An hour into William Kelly's class, scattered across the board are the phrases "religious vs. secular," "Encyclopedia of Islam in Urdu," "Harry Potter," "Battleship New Jersey," and "Camden, N.J." While these might seem a bit disparate, the jumble of ideas makes perfect sense to Kelly's students.
That's because this isn't an economics or philosophy lecture. Kelly, 68, teaches SLANGuage - the type of English you don't learn in phonics lessons.
Held Tuesday afternoons for no charge, SLANGuage is in its 13th year at the Christian Association at the University of Pennsylvania. The class mostly attracts international graduate students and visiting scholars who know academic English.
"We're open to English the way people really talk as opposed to what the textbooks say," Kelly said.
SLANGuage's purpose is to help students from abroad, who make up about 15 percent of Penn's enrollment, feel comfortable in their new environment and communicate in social settings. Kelly said he hadn't heard of this type of informal class at other universities. Christian Association executive director Rob Gurnee called it unique.
While participants may ask whatever they want about English, the class is not about the crass lingo that many think of as slang. SLANGuage is as much about culture as it is about words.
"We're not telling people what to believe, but we're trying to explain American culture," Kelly said, adding that the class often focused on holidays, popular music, comics, and the news of the day.
Sometimes the conversation does turn to campus jargon. Long Yun, 45, who was a visiting scholar at Penn's Annenberg School last year and attended 30 SLANGuage classes, said learning slang had helped her in her formal studies.
"So when Bill taught us the popular words hook up, I got it quickly and used it to describe the current cultural phenomenon," she wrote in an e-mail from her home city, Beijing, where she teaches at the Communication University of China.
A recent class, which included Kelly's 400th student, started with a discussion of Thanksgiving and the differences between religious and secular holidays. Emphasizing the importance of family during the holiday, Kelly said he had taken his grandchildren to the new Harry Potter movie and to the battleship in Camden over the weekend. One student shared that he was helping to create an Urdu version of the Encyclopedia of Islam. (Remember the board?)
As in many of the classes, the topics bounced around, this time from the life of musician Karen Carpenter, as the students listened to her version of "When I Fall in Love," to elections in Egypt. Most subjects are lighthearted; a student commented on the beauty of Carpenter's voice. But the mention of Egypt proved controversial for a student from that region.
"Once in a while, we get into a topic that's very sensitive, and I think we've done that today," Kelly said with a chuckle as he switched the topic to Christmas.
Partway through the discussion, Kelly offered beverages, and one of the red cans was met with a quizzical look. "It's Coca-Cola, the generic version," he assured the student.

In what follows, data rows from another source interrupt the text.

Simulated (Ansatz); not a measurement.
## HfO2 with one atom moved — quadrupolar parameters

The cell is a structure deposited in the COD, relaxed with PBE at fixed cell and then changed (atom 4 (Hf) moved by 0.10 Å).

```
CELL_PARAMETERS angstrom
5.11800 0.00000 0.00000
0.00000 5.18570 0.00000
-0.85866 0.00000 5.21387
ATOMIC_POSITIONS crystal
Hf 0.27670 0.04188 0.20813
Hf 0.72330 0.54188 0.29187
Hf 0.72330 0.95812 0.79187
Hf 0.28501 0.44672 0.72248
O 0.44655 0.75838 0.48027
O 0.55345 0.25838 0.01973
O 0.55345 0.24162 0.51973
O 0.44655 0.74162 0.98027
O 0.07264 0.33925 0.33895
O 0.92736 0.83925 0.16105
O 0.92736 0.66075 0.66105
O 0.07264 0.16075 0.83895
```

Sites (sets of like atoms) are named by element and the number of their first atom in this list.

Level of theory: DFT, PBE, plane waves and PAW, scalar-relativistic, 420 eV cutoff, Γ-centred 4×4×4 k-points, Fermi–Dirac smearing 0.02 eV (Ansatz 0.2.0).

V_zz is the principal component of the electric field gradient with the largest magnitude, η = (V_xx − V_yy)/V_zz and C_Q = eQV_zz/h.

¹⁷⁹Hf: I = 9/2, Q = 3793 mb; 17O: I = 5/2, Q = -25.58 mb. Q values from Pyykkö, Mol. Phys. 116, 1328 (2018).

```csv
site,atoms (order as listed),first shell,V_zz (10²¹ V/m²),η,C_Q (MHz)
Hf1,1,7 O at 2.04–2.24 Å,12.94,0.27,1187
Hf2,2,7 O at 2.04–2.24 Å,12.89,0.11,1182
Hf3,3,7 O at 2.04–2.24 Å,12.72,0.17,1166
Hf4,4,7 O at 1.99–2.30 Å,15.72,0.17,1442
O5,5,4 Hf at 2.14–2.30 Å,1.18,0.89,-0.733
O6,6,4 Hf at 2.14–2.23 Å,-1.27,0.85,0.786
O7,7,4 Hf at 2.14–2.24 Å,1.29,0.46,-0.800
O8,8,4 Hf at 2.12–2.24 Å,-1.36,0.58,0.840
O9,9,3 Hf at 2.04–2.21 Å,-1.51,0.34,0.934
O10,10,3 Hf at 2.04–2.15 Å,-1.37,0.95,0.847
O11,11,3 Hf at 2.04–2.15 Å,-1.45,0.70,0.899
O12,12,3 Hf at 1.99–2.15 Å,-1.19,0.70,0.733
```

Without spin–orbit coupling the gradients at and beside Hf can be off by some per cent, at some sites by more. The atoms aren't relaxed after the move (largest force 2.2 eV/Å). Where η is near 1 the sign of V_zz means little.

Kelly's class has drawn students from 20 countries. Muhammad Arshad, a scholar from Pakistan who studies modernization and Islam in South Asia, called the class "very wonderful" and said he enjoyed English, especially listening to native speakers.
Although he had never left Pakistan until coming to the United States in September - after turning down a fellowship at Oxford - Arshad, 48, said he was happy to be "Americanized."
"Now I'm here, and I focus on here," he said with a smile.
In addition to teaching idioms such as "beat around the bush" and "keeping up with the Joneses," Kelly brings a touch of humor to his lessons. Yealing Lee, who grew up in Taiwan and received a master of business administration from Pennsylvania State University before moving to Philadelphia for her husband's studies, remembered when Kelly showed his donor card during a discussion of organ donation.
"On the back of the card, he added few words: 'Just make sure I am really dead,' " said Lee, who has attended SLANGuage more than 50 times.
Slanguage is not specific to Kelly's class. The term commonly refers to the words, phrases and dialects people use in a particular city, such as saying "wooder" for "water" in Philadelphia.
Mike Ellis of Kimberton, who founded Slanguage.com in 1995, said he started the site after his book on Philadelphia slang, Philly Fun-Ics, sold 40,000 copies.
"I just wanted to know, 'What did people say in other cities?' " Ellis said. "It got a lot of traffic right away. People really loved it."
Starting with just a few phrases on each page, the site has grown to incorporate cities around the world. Although it was primarily intended for an American audience, Ellis said, 60 to 70 percent of the site's traffic comes from abroad. He is responding to the international trend with books to help Americans learn foreign slanguage.
Like Ellis, who said slanguage could give people "confidence," Kelly values the difference a few key phrases can make in communicating.
"I have been in other countries, and people have helped me," Kelly said.
After often walking by the Christian Association when his wife worked near Penn's campus, Kelly went in one day and met with then-director Beverly Dale. The class evolved out of Kelly's interests, with Dale's support.
Kelly, who described himself as "internationally oriented," received a doctorate in economics and enjoyed a career researching the science and technology of the Soviet Union. He had a Fulbright fellowship in Minsk, Belarus, in 1993 and is now a full-time volunteer with Christ Presbyterian Church in Marlton, which has hosted refugees from Uzbekistan.
"Language is like a puzzle for me," Kelly said, describing his love of learning new languages as almost "crazy."
"I tell my wife, I don't go to bars and I don't play golf, so it could be worse," he joked.